Lisa Taddeo’s debut nonfiction work, Three Women, follows homemaker Lina, high schooler Maggie, and restaurateur Sloane as they embark on clandestine love affairs. We talked with Taddeo about driving cross-country, writing while breastfeeding, and the unblinking empathetic rigor with which she portrays women’s sexual lives.
Marie Claire: How did the idea for Three Women come about?
Lisa Taddeo: I’d written a cover story for New York in 2010 called “The Half-Hooker Economy” about bottle girls in the wake of the Tiger Woods scandal. My editor pointed me in the direction of Gay Talese’s Thy Neighbor’s Wife, and Gay somewhat mentored me. He suggested I immerse myself. So I moved to Indiana in 2012 because the Kinsey Institute [which researches sex and gender] is based there.
MC: How did you find the women you wrote about?
LT: I made posters that said, “Looking for stories of love and passion.” I drove across the country between six and eight times looking for subjects. Lina [who has an extramarital affair] came to me through the doctor at the Kinsey Institute. Sloane [whose husband likes to watch her having sex with other men] I’d heard of. Maggie [who had an affair with her teacher] went public with her story. It was amazing to be able to see these stories unfolding up close and in real time.
MC: What surprised you most about talking with these women?
LT: How similar we all are in desire, especially in the pain of it. We feel lonely in our desire because we don’t really talk about it. As a woman, there’s a fear about being seen as wanting. Everything about the #MeToo movement is great, but there is still judgment against other women. We should be looking at how we react to one another when we are honest.
MC: What was the hardest part of writing this book?
LT: I was breastfeeding my child who’d just been born for part of it. It was
surreal, but I loved it.
MC: What role do you think #MeToo plays in these women's stories?
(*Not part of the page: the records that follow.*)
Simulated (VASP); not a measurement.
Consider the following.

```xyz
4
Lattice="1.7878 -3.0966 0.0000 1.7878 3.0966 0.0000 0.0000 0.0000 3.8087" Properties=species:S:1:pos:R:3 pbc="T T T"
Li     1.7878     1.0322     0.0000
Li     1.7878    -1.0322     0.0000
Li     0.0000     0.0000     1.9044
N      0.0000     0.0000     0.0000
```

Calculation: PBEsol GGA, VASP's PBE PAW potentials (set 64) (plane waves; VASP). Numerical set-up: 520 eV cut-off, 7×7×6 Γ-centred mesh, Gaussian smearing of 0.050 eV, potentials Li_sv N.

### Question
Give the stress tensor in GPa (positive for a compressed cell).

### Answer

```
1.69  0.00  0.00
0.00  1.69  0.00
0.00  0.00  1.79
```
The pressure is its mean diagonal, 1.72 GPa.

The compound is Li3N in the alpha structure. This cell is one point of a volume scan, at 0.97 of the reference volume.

LT: #MeToo exists on its own plane. As desire does. They can intersect, obviously, but in some cases, they did not. #MeToo is a vital movement. Lina's desire is a vital movement. In some cases desire and fighting for one's humane treatment in the world dovetail. In Lina's case, she had agency. What she did with her agency—even if it meant breaking her own heart—was powerfully her choice.
With Maggie, I think that if her case had gone to trial post #MeToo, the outcome would have been different. Even before the trial, I think that for Maggie #MeToo might have completely saved her from what she went through.
MC: Why do you think there's been such a dearth of accurate reporting about female desire and sexuality?
LT: I think it's hard to say what you want—as a woman, especially—without the attendant fear of being watched not getting it. Currently, I believe we are living in an age of anti-nuance, and it's frightening to be raw and honest. So while we have louder voices than ever now, we are still unduly silencing ourselves. Editing ourselves. Editing out our rage and our passion. I don't think it's simple to be honest about giving into what you want and also stay in the good graces of one's community. Which is why these three women are so brave and inspirational to me.
MC: Have you thought about how you'll talk about sex with your own daughter?
LT: My parents never talked to me about sex at all. I do give it a lot of thought. It changes daily. I'm very conscious of how everything I do is playing a part in her formation. I don't think I'll have much to say about actual sex (beyond protection protection protection), but more so about what she should not accept from potential lovers. I want her to be in charge of her day. I never want her to wait for anything or anyone to happen.